Israeli Officers Detain Washington Post's Jerusalem Bureau Chief

Israel Washington Post Bureau Chief William Booth Detained
Israeli border police detain The Washington Post's Jerusalem bureau chief William Booth (wearing sunglasses) at Damascus Gate in Jerusalem's Old City, February 16, 2016. Reuters/Ammar Awad

Israeli police briefly held The Washington Post's Jerusalem bureau chief in detention on Tuesday, initially suspecting him of incitement before he was released. The government said that the incident was "probably the result of an unfortunate misunderstanding."

William Booth and fellow reporter Sufian Taha were interviewing Palestinian youths at Jerusalem's Damascus Gate before Israeli border police detained them for just over half an hour, The Washington Post said. The location has been the site of several stabbing and shooting attacks carried out by Palestinians against Israelis in a wave of violence since the beginning of October 2015.

The Foreign Press Association, in a statement, said that when the reporters asked police why they had been detained, "police said they had suspected the journalists of 'inciting' Palestinians."

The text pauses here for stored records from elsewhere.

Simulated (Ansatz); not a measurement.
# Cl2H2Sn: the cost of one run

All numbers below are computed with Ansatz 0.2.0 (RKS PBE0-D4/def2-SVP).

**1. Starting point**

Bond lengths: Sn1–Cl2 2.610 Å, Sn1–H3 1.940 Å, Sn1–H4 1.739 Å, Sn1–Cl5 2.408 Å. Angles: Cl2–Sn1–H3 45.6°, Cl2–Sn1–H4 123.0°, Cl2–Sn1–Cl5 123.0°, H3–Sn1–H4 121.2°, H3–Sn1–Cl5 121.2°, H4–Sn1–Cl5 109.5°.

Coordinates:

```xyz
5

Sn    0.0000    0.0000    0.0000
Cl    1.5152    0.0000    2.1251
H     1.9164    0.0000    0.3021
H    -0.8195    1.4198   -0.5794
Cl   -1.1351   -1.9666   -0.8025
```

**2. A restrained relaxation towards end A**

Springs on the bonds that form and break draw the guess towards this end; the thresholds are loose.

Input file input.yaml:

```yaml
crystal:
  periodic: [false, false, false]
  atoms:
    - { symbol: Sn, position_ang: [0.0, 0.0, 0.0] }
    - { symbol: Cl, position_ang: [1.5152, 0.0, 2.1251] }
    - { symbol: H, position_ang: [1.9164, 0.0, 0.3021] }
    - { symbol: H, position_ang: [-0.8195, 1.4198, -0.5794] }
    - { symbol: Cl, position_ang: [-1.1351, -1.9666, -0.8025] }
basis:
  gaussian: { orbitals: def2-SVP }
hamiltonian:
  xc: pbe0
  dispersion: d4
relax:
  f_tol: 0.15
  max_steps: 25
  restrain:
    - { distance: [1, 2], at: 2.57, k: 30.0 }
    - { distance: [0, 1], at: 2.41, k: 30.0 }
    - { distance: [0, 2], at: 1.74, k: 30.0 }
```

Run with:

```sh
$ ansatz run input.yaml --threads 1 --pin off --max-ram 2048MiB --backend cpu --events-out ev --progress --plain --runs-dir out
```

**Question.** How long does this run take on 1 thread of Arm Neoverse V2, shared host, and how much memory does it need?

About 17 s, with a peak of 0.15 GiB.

Israeli police spokeswoman Luba Samri told Reuters that both were detained because of a complaint by a passer-by that they may have been inciting Arabs to violence.

"When the facts were clarified and no suspicion of criminal activity arose, the investigating officer released the detainees immediately," she said.

The Israeli Foreign Ministry called the episode "regrettable" and said that Booth is "an excellent journalist."

In response to Booth's detention, The Washington Post 's foreign editor Douglas Jehl said: "While they have now been released, we regard the detention of any of our journalists anywhere as extremely troubling."

Israel's Government Press Office apologized for the incident, writing in a statement: "Freedom of the press is a supreme value in the Israeli democracy. Israel is doing its utmost to enable the foreign press to work freely, without any pressure.

"We call upon the security forces and journalists to act with restraint and to avoid confrontations during these tense times. The GPO endeavors to prevent such incidents; we shall examine today's events and draw the necessary conclusions."

Booth's detention came one month after Iranian authorities released The Washington Post's Tehran correspondent Jason Rezaian after more than 500 days in captivity.